I'd definitely be interested in other people's experiences with them to see if there are contradictory anecdotes, but I don't see it as irrelevant to bring up here.

(All that said, I concur that OP could have likely behaved differently as well. But again: handling disruptive behavior effectively is part of the job of a BDFL/lead dev, and this incident was not handled well.)

1 comments

I'm glad you think I'm young!

We take moderation very seriously in Gleam, and I assure you this poster has omitted much of the context here. If you have any concerns please do get in touch with the moderation team either on discord or via "hello at gleam.run". Thank you.

Hey, glad to see you here! I've been following Gleam from the sidelines for a while and I'm really excited to see where it ends up.

I can tell that you take moderation very seriously, and that's part of my concern—there's a trend among a certain newer crop of FOSS projects to moderate in a way that is opaque, passive-aggressive, and somewhat self-righteous. This is usually done in the name of creating safe spaces, where "safe" means "things that make anyone uncomfortable get erased".

It starts out fine with erasing hate speech and similar. But then you get in the habit of removing things and you start removing content that isn't hateful but is uncomfortable for some other reason. I've seen projects (Forgejo) remove evidence of reasonable dissent about the appointment of a moderator (going so far as to erase that dissent from the internet archive).

One anecdote isn't enough for me to believe that you've gone that far, but it's a trend that I've seen and your rhetoric falls into that concerning pattern. I'm not interested in having a private conversation (as I said, opaque moderation practices are part of the problem I'm identifying), but I would caution you against going too far down this safe spaces route. Keep out the hate speech, but be wary of deleting things that aren't.

We go quite a bit further than keeping out hate speech. For example, we have a policy of "good vibes" in the chat so we don't permit bashing other languages and will publicly ask folks to take it elsewhere if they start.

It's been a few years of using these policies and it's going great! The community and discord server have been consistently praised as one of the highlights of Gleam.

The main drawback is that we tend to attract a lot of criticism from right-wing social media posters as a result, bizarrely including one brief smear campaign from one of the founders of Trump's Truth Social.

Well, thanks for being up front about it I guess!

It's not just the far right that's uncomfortable with this kind of policy and rhetoric—I'm glad that the relatively small subset of the population that you're interested in supporting has enjoyed the environment you've created, but know that you're severely limiting the growth of your community and excluding people who could really contribute.

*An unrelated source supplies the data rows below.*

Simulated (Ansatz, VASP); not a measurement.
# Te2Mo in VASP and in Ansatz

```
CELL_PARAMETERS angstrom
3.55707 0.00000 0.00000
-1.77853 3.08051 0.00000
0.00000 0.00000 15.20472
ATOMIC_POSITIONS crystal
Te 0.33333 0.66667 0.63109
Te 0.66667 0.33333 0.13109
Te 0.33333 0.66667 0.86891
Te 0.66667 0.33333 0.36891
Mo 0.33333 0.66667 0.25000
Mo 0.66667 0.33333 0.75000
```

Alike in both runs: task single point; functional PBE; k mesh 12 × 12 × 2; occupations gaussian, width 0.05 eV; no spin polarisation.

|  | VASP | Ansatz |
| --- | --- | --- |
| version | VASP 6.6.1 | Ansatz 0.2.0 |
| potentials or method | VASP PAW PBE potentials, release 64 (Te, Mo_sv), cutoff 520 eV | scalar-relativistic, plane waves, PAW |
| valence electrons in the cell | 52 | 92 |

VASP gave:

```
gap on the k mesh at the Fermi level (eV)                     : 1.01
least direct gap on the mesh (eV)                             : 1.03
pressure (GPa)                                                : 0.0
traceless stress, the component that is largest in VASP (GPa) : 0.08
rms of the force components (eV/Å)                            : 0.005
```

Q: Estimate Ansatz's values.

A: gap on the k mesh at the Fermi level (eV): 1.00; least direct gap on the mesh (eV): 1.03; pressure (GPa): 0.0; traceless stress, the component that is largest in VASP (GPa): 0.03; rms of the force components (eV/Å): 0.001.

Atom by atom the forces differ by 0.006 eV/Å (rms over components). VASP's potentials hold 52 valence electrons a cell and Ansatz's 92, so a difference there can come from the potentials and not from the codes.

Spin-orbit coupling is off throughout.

There are a lot of people from every part of political manifold that are uncomfortable with the growing tendency towards sheltering oneself and others from all emotional discomfort, and those people aren't interested in participating in a community where everything has to have "good vibes".

For myself, I love the quote in dang's profile:

> "Conflict is essential to human life, whether between different aspects of oneself, between oneself and the environment, between different individuals or between different groups. It follows that the aim of healthy living is not the direct elimination of conflict, which is possible only by forcible suppression of one or other of its antagonistic components, but the toleration of it—the capacity to bear the tensions of doubt and of unsatisfied need and the willingness to hold judgement in suspense until finer and finer solutions can be discovered which integrate more and more the claims of both sides. It is the psychologist's job to make possible the acceptance of such an idea so that the richness of the varieties of experience, whether within the unit of the single personality or in the wider unit of the group, can come to expression."

— Marion Milner, 'The Toleration of Conflict', Occupational Psychology, 17, 1, January 1943

> but know that you're severely limiting the growth of your community and excluding people who could really contribute.

Quite the opposite. By not having the usual sources of annoyance and tedium Gleam's community has grown much faster and larger than similar technologies in the same space.

Being tolerant of abrasive behaviour has a cost to the technology project, and I'm not interested in paying it, especially not for ideological "everyone is welcome" reasons.

> Gleam's community has grown much faster and larger

I hope I’m the anecdotal exception then! I personally watched this exchange happen and left the community within 24 hours. I respect your right to run your community how you’d like, but I unfortunately didn’t experience any “good vibes” from how you handled this situation.

To me a good moderator handles situations without patronization or condescending, is respectful but clear, and doesn’t care how people feel about them.

Keep up the excellent work on Gleam.

You're occupying a very special niche (typed BEAM language), so if I were you I'd be wary of attributing your growth to your moderation practices. Correlation and causation and all that.

My prediction is that you grow rapidly because of natural interest in the niche you occupy. Your community will get larger and more diverse than you expect in spite of your efforts to keep people out. Then, when you run into your first major point of conflict about language development, the community will be divided on what to do and your efforts to moderate in this way will only fan the flames. Then Gleam will go the way of Elm—it will go back to being something that a very small niche group keeps using, but the bulk of the excitement will go back to Elixir as it slowly starts to occupy your technical niche.

A community with no mechanism for dealing with conflict cannot last long. If being an Elm sounds fine to you—it's not a bad fate after all—then that's fine! Just don't expect more unless you're willing to start developing conflict tolerance in the community.

> It's not just the far right that's uncomfortable with this kind of policy and rhetoric

It really kinda is though. HN commenters generally lean a lot harder right than they are aware of and/or want to admit. This belief about a "growing tendency towards sheltering oneself and others from all emotional discomfort" is straightforwardly a right wing view.

> HN commenters generally lean a lot harder right than they are aware of and/or want to admit.

That's a perception that is common among left-wing commenters who find themselves exposed here to right-wing ideas for the first time. As someone who actively seeks to represent whichever perspectives are underrepresented in a given context (down to specific threads), I can assure you that HN leans pretty firmly left. I very rarely need to take the left-wing perspective here when trying to provide balance.

(Obviously you only have my word for it, but my friends and family all think I'm a raging liberal because I represent the left to them.)

> This belief about a "growing tendency towards sheltering oneself and others from all emotional discomfort" is straightforwardly a right wing view.

If Jonathan Haidt is a right-wing activist from your perspective, then sure. I don't think most people see Haidt that way, and certainly don't think he sees himself that way.